By Cheng Yu | China Daily | Updated: 2019-07-30 09:29

A person uses the mobile app of secondhand car trading platform Renrenche in Guangzhou, Guangdong province. [Photo provided to China Daily]

Demand for used cars is also gaining momentum.

In the first half of 2019, a total of 6.86 million used cars were sold across China, up 3.9 percent year-on-year. Overall sales hit 43.4 billion yuan, according to the latest data from the China Automobile Dealers Association.

Luo Lei, deputy secretary-general of the China Automobile Dealers Association, said earlier that the booming market is thanks to the central government's decision to remove limits on the flow of used vehicles across regions.

Since last year, China has ramped up efforts to scrap limits on cross-region flow of used cars, as part of the country's broader push to make the automobile industry globally competitive.

"This will encourage consumers to switch cars more frequently and help enterprises to adjust their plans and explore untapped demand," Luo said.

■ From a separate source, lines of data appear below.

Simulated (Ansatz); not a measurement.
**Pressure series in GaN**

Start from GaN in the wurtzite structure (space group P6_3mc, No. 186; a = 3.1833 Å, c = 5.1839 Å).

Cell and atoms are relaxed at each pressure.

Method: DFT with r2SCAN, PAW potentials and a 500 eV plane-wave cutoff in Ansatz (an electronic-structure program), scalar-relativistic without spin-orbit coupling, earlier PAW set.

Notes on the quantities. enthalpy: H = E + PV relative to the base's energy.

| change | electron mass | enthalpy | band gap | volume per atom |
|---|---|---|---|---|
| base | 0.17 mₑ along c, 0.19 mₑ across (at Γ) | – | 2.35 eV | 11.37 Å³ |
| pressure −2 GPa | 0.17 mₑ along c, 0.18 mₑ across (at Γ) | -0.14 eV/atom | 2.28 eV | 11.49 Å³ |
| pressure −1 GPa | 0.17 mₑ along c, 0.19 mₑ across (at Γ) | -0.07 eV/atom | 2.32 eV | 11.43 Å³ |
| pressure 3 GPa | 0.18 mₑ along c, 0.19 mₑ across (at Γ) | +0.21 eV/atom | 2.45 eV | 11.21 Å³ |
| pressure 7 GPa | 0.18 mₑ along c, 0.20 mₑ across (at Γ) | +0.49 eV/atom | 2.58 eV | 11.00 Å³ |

China has about 240 million cars on the road, data from CADA showed, yet about 78 percent are from first-and second-tier cities.

"But demand for used vehicles chiefly comes from consumers in small cities, resulting in huge demand-supply imbalances geographically," according to data from Youxin, an online used car dealer.

To tap into the demand, major car dealers including Renrenche, Youxin and CARS are all gearing up to enter more cities and provinces to boost market share.

Major ride-hailing firm Didi is also entering the market by buying used vehicles directly from Renrenche in a bid to lower costs.

"The transaction volume between the two sides is likely to exceed 2 million vehicles in three years," said Renrenche in an earlier statement.

Major internet behemoths are also joining the fray.

In June, JD announced plans to inject more than $500 million into the secondhand platform Aihuishou, which is reported to bring the valuation of Aihuishou to more than $2.5 billion.

Alibaba Group has invested in Xianyu, a major secondhand firm, while Xianyu's archrival Zhuanhuan is backed by Tencent Holdings Ltd.

With the secondhand market continuing to boom, Zhang Li, head of the e-commerce division at the Chinese Academy of International Trade and Economic Cooperation affiliated with the Ministry of Commerce, noted that the new business model has also brought about many problems.

"Most platforms in the field lack sufficient appraisal procedures, leading to the presence of many counterfeit or fake goods on those platforms," Zhang said in a report.

"Also, as with other e-commerce platforms, sellers have more information than buyers, which results in the frequent occurrence of fraudulent behavior in transactions," Zhang said.

Zhang added that it is also difficult for the government to supervise as the secondhand market involves numerous types of small platforms and applications.